Consider the following example:
struct Test<'l, T> {
t: &'l T,
}
fn test<'lt, F, T>(f: F) -> T
where
F: for<'t> FnOnce(&'t String) -> T,
{
let str = String::from("test");
return f(&str);
}
fn main(){
test(|s| {
println!("{}", s);
Test { t: s } //error: lifetime may not live long enough
});
}
Here is the detailed error message rust compiler emits:
Compiling playground v0.0.1 (/playground)

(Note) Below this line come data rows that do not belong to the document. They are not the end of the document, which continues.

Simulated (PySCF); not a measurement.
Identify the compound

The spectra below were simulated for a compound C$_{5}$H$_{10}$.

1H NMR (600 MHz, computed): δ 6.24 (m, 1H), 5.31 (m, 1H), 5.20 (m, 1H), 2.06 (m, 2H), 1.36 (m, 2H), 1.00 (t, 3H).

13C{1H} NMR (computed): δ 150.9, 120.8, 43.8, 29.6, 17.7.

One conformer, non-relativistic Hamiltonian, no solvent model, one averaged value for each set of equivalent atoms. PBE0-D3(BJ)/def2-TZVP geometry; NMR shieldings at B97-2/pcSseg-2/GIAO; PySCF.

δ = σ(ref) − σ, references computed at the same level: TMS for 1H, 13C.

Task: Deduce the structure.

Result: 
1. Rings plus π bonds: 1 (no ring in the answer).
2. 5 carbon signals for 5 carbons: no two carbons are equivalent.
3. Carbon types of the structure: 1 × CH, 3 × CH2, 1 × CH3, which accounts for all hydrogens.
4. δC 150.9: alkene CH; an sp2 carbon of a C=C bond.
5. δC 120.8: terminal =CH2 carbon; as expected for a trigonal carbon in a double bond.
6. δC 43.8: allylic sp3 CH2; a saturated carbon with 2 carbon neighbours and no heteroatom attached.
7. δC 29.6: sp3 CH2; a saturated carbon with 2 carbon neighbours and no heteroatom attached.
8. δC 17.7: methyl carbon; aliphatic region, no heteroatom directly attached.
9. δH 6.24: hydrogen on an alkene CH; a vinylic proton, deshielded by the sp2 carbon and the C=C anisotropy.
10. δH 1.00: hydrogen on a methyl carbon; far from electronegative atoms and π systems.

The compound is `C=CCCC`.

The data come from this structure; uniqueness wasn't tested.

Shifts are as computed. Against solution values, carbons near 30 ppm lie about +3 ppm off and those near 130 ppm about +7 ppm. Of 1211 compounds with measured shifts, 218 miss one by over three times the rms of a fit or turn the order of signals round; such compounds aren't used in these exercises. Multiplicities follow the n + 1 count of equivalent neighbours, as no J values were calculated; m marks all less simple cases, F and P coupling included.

error: lifetime may not live long enough
--> src/main.rs:16:9
|
14 | test(|s| {
| -- return type of closure is Test<'2, String>
| |
| has type `&'1 String`
15 | println!("{}", s);
16 | Test { t: s } //error: lifetime may not live long enough
| ^^^^^^^^^^^^^ returning this value requires that `'1` must outlive `'2`
From what I understand the lifetime &'2 is related to fn main() function scope since the return value Test { t: s } transfers ownership to a caller from main and therefore should be valid within main.
I'm curious if there any other way to debug incorrect lifetimes than looking at it with eyes and trying to understand what went wrong? Maybe some verbose rustc output or similar?
I suspect in much more complicated cases such debugging might be time consuming so probably there's an automated way to track lifetimes out there?